Ruto's midterm scorecard: Progress vs misconceptions

Opinion
By Njeri Thorne | May 11, 2025
President William Ruto addressing residents at Ol Kalou town in Nyandarua county on April 03, 2025 during his Mt Kenya Region tour. [Kipsang Joseph, Standard]

At the midpoint of President William Ruto’s first term, the conversation around Kenya’s economic performance is as polarised as it is complex.

Earlier this week, economist David Ndii, one of the chief architects of Kenya Kwanza’s economic strategy, joined an X Space where he fielded open questions from the public.

What emerged from that candid discussion was a clear-eyed explanation of the economic model driving the administration’s policies.

Yet, despite these insights, a significant perception gap persists between the reforms being undertaken and public understanding of their purpose, impact and timeline.

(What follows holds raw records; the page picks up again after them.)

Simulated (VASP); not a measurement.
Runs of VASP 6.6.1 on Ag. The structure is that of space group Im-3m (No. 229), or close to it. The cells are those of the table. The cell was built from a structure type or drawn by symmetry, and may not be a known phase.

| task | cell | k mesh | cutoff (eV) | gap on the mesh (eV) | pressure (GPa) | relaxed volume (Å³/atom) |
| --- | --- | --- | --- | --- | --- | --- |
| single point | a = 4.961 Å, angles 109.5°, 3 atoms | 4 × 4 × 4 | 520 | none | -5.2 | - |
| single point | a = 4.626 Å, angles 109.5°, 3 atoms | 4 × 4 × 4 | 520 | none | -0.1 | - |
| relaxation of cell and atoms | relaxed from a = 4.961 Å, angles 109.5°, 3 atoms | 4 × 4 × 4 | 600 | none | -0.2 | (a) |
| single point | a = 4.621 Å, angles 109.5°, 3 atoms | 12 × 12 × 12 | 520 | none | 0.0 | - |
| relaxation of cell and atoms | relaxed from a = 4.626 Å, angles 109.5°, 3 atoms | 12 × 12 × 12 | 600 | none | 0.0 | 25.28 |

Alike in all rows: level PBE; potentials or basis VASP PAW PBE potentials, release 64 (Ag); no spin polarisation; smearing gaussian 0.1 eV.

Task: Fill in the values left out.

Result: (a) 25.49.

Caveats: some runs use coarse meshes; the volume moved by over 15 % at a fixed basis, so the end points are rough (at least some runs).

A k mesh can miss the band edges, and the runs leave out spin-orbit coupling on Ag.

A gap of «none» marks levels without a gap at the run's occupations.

Ndii outlined a fundamental shift in Kenya’s development approach. Instead of chasing the traditional manufacturing-driven job creation model, where creating a single factory job can cost upwards of Sh1 million, the government is pursuing an agro-based value addition strategy.

The focus is on growing agricultural productivity and fostering cottage industries that can add value without the heavy capital outlay required for large manufacturing plants.

This model recognises both Kenya’s demographic realities and global economic trends. The youth bulge demands scalable, decentralised job creation strategies. Smallholder farmers and youth-led micro-enterprises are being positioned as engines of growth, not just stopgaps. Perhaps the most significant yet under-communicated achievement is Kenya’s management of its sovereign debt.

When Ruto took office, many experts, rating agencies and political detractors forecast an inevitable default. That outcome was not only avoided but averted through fiscal discipline, restructuring efforts and careful renegotiation of debt terms. Yet, this success has barely registered in the public discourse.

The Social Health Authority (SHA) was introduced to plug chronic leakages that plagued the NHIF, where corruption and inefficiency undermined healthcare delivery. Ndii explained that much of the backlash against SHA has come from those who previously exploited the system.

Interestingly, the old National Health Insurance Fund (NHIF) model disproportionately benefited PAYE (Pay As You Earn) contributors, formal sector workers who had greater access while leaving millions in the informal sector underserved.

Despite these strides, the government has failed to package and communicate its economic narrative consistently and compellingly.

In the absence of proactive, clear messaging, the vacuum has been filled by the opposition and critics, whose narratives, however simplistic or inaccurate, become the dominant discourse. Complex economic reforms, especially those that restructure underlying systems rather than deliver instant subsidies or handouts, are inherently difficult for the average citizen to see or feel in the short term. They require patience, explanation and above all, communication.

When the government does not explain why certain painful adjustments are necessary or when benefits will materialise, public frustration grows. This, in turn, becomes fertile ground for misinformation, fear-mongering and politicisation.

Kenya is now caught in a classic development paradox: real reforms are underway, but their benefits remain abstract to most citizens. Meanwhile, the costs, ranging from tax hikes to subsidy removals, are felt immediately. Without proper framing, these changes appear regressive rather than transformative.

It does not help that many citizens, understandably, equate economic success with immediate relief at the grocery store or fuel pump. But as Ndii explained, the administration’s reforms target long-term systemic resilience, not short-term political appeasement.

To shift perceptions, the government must do more than announce policies or issue defensive press statements.

It needs a sustained, multi-platform communication strategy that breaks down complex economic shifts into relatable stories, success indicators and timelines. It must engage not only through state channels but also through influencers, civil society, academia and even opposition strongholds.

Reforming the economy is only half the battle. Reforming how the public perceives and understands those changes is equally critical. In a media landscape dominated by soundbites and social media outrage cycles, silence or technocratic jargon will not suffice.

Kenya’s economic scorecard at midterm reflects a government undertaking difficult but necessary reforms. It has avoided default, introduced innovative job creation models and is restructuring broken public systems.

Yet, by failing to proactively explain and humanize these efforts, it has allowed critics to define the narrative. The government must now recognize that in politics, as in economics, perception is often as powerful as reality.

If Kenya Kwanza wants its legacy to be judged fairly, it must not only build the house but also give the public a guided tour.